Designer/Developer/Script and Dialogue by Dave Gilbert
Original Music Composed by Peter Gresser
Backgrounds by Tom Scary
Character Animations by Shane Stevens
Featuring the voice talents of:
Abe Goldfarb as Rabbi Stone
Ruth Weber as Rajshree Lauder
Joe Rodriguez as Amos Zelig
Published by Wadjet Eye Games, 2006
The Shivah is a PC game after the style of the point-and-click mystery adventure games of the 1980s and 1990s. It tells the story of Rabbi Russell Stone who leads a synagogue on New York's Lower East Side. His temple has fallen on hard times. No one shows up to hear his services, save for a sleepy old lady. His email inbox is filled with angry and disappointed messages from former members of his congregation who have been alienated by his harsh, cynical sermons. The bills are piling up, and he expects to be evicted from the property any day now. That's when the homicide detective shows up to tell him that his old friend Jack Lauder has been murdered. The Rabbi is a suspect because Lauder has left Stone a sizable fortune. Of course, the detective has no hard evidence, and so Rabbi Stone, piloted by the player, must solve the mystery and clear his name.

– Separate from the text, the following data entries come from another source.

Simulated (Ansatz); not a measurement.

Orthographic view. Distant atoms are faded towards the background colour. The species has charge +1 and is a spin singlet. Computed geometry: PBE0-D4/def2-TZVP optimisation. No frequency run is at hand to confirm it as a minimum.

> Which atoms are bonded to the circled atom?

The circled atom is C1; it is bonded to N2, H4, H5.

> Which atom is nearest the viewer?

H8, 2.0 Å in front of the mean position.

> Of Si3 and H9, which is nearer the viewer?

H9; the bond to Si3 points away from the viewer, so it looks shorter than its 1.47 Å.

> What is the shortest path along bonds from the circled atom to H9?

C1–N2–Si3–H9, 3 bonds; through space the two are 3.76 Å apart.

The Shivah orchestrates an intriguing dramatic situation around the murder investigation. Like any good murder mystery there is much more to the case than meets the eye. There are also issues tied to Rabbi Stone's sense of his own identity as a religious leader. He has sacrificed much of his own personal happiness to his profound sense of what it means to be a rabbi. The game doesn't come right out and reveal every last detail of this sacrifice, but it starts out with the broad picture, a depressed and embittered rabbi in a fading synagogue, and gradually zooms in on the specifics of Stone's past and, by implication, the nature of his personality that has led him to the particular dilemma he faces in attempting to clear his own name. The mystery isn't just, "Who murdered Jack Lauder?" It is also, "Who is Rabbi Stone?" It is this second mystery that the game as a game allows players a certain degree of freedom to solve. The choices you make determine the game's ultimate outcome. There are several endings, each one dependent on key moral and ethical choices the player makes as they pilot the Rabbi through the game.
Another fascinating element about Rabbi Stone is the fact that he is a flawed character. Many video game protagonists are screwed-up people. First person shooters and RPGs are filled with violent, heavily armed sociopaths, mutilation and power obsessed barbarians, and brain-washed militarists. Rabbi Stone's flaw is also his strength: his unwavering commitment to his sense of identity, and the kernel of remorse that he seems to feel over a harsh decision he made a long time ago. A decision that affected the life of his old friend Jack Lauder. Rabbi Stone is a dramatic character in the way of great literary characters: Oedipus, Sam Spade, Hamlet, Othello, The Continental Op, and Antigone. He isn't just another ultraviolent cipher to pilot around a dungeon or field of battle. He actually comes off as someone who could conceivably exist in real life.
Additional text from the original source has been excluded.